Assume that Problem $A$ is polynomial-time reducible to problem $B$.
Claim 1: If problem $A$ is NP-hard then problem $B$ is NP-hard.
Claim 2: If problem $B$ is NP-hard then problem $A$ is NP-hard.
Claim 1 is obviously true, but why the second one is false?
I am assuming that $A$ is a non-trivial problem. If $A$ is trivial, then the claims cannot be correct in their current form (make sure you understand why).

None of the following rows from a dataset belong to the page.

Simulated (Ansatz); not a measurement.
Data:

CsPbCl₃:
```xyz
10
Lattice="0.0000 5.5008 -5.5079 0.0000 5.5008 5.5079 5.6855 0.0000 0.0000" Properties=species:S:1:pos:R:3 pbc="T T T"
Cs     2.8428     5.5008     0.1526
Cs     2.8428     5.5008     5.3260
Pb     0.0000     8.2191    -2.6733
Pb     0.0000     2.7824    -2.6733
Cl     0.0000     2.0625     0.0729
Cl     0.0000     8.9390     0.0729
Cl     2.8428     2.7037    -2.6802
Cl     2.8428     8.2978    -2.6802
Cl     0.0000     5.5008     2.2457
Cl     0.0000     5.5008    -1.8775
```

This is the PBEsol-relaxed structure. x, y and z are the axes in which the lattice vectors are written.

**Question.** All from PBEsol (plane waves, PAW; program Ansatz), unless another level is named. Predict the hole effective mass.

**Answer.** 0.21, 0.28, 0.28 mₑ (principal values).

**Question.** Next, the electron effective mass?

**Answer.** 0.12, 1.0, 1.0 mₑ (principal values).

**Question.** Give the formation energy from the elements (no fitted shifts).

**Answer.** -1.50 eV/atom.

Consider an NP-complete problem $B$, and consider some non-trivial problem $A \in \text{P}$. Clearly, $A\leq_p B$. If we assume that claim 2 is correct, then as $A\leq_p B$, we get that $A$ is $\text{NP}$-hard and thus for every problem $L\in \text{NP}$, it holds that $ L\leq_p A$. Hence, as $A\in \text{P}$, we get that $L\in \text{P}$ as well, and so $\text{NP}\subseteq \text{P}$. Conversely, if we assume that $\text{NP}\subseteq \text{P}$, then as every non-trivial problem is $\text{P}$-hard, we get that every non-trivial problem $A$ is $\text{NP}$-hard. Hence, claim 2 holds trivially.
So we have in total that claim 2 is correct iff $\text{P} = \text{NP}$ which is quite open.